Let's start with downloads, more specifically with HTTPS downloads. The first thing that I noticed is that the performance of a single download stream is quite good, at around 12.6MB/s. While download performance doesn't scale linearly with the number of concurrent curls, it is possible for a large instance to reach higher download speeds when downloading several objects in parallel. The maximum performance seems to flatten out around 50MB/s. At that point the large instance is operating at a CPU usage of around 22% user plus 20% system, which given the SSL encryption going on is nice.
Here are the raw HTTPS numbers:
- 1 curl -> 12.6MB/s
- 2 curls -> 21.0MB/s (10.5+10.5 MB/s)
- 3 curls -> 31.3MB/s (10.2+10.0+11.1 MB/s)
- 4 curls -> 37.5MB/s (9.0+9.1+9.8+9.6 MB/s)
- 6 curls -> 46.6MB/s (8.0+7.8+7.6+7.9+7.8+7.5 MB/s)
- 8 curls -> 49.8MB/s (6.0+6.3+7.0+6.1+6.0+5.9+6.2+6.3 MB/s)
The SSL encryption uses RC4-MD4, so there is a fair amount of work for both S3 and the instance to do. The next natural question is to find out if there's more to gain when talking to S3 without SSL. Unfortunately, the answer is no. While the load in the client reduces significantly (from 22% to 5% user and from 20-14% system when using eight curls), the available bandwidth using non-SSL is basically the same - the differences fall within the margin of error. This leads me to believe that in either case the instance is not the bottleneck. Here are the same data points for non-SSL (HTTP) downloads:
- 1 curl -> 10.2 MB/s
- 2 curls -> 20.0 MB/s (10.1+9.9 MB/s)
- 3 curls -> 29.6 MB/s (10.0+9.7+9.9 MB/s)
- 4 curls -> 37.6MB/s (9.1+9.4+9.4+9.7MB/s)
- 6 curls -> 46.5 MB/s (7.8+7.8+7.6+7.9+7.8+7.6 MB/s)
- 8 curls -> 51.5 MB/s (6.6+6.4+6.6+6.3+6.2+6.2+6.7+6.3 MB/s)

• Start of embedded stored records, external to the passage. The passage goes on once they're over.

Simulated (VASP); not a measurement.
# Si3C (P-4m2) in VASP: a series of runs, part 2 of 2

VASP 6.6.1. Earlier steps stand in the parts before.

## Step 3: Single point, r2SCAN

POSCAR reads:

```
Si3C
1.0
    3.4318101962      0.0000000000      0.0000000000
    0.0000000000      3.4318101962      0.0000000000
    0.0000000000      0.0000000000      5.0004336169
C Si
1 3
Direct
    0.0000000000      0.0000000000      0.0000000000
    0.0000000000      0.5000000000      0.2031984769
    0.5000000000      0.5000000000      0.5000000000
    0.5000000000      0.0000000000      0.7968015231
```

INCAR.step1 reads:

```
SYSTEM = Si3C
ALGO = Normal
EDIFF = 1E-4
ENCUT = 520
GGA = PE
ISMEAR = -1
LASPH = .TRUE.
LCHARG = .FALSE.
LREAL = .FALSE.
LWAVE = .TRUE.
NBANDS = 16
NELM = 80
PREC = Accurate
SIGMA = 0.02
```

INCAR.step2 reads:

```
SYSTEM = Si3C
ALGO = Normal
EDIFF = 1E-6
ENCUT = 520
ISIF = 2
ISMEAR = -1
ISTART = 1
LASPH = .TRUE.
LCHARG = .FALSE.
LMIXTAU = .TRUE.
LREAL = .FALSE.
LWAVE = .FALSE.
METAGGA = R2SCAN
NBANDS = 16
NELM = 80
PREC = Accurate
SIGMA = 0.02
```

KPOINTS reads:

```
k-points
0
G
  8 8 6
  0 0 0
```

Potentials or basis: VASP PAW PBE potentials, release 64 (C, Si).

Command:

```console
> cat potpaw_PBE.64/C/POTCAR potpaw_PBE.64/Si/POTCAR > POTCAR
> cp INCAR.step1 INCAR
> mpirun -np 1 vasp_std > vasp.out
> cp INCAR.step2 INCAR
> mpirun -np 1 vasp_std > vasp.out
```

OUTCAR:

Interestingly enough, a single non-SSL stream seems to get less performance than an SSL one (10.2MB/s vs 12.6MB/s). I didn't check whether the SSL stream uses compression; that may be one reason this is occurring.
So how about uploads? I'll use the same setup but using curl to upload a 1GB file using a signed S3 URL.
The first interesting thing to notice from the results is that one single upload stream gets half the bandwidth that the downloads get (6.9MB/s vs. 12.6MB/s). However, the good news is that the upload bandwidth still scales when using multiple streams.
Here are the raw numbers for SSL uploads:
- 1 curl -> 6.9MB/s
- 2 curls -> 14.2MB/s
- 4 curls -> 23.6MB/s
- 6 curls -> 37.6MB/s
- 8 curls -> 48.0MB/s
- 12 curls -> 53.8MB/s
In other words: give me some data and I'll fill up S3 in a hurry :-). So what about using non-SSL uploads? Well, that turned out to be an interesting one. I've seen a single curl upload achieve the same performance as download - one curl upload with no SSL can achieve 12.6MB/s. But over quite a number of experiments I've seen non-SSL uploads exhibit a weird behavior where some of them mysteriously slow down and linger for a while almost idle (at a very low bandwidth). The end result is that the average bandwidth at the end of the run varies by a factor of almost 2x. I'm still investigating to see what happens.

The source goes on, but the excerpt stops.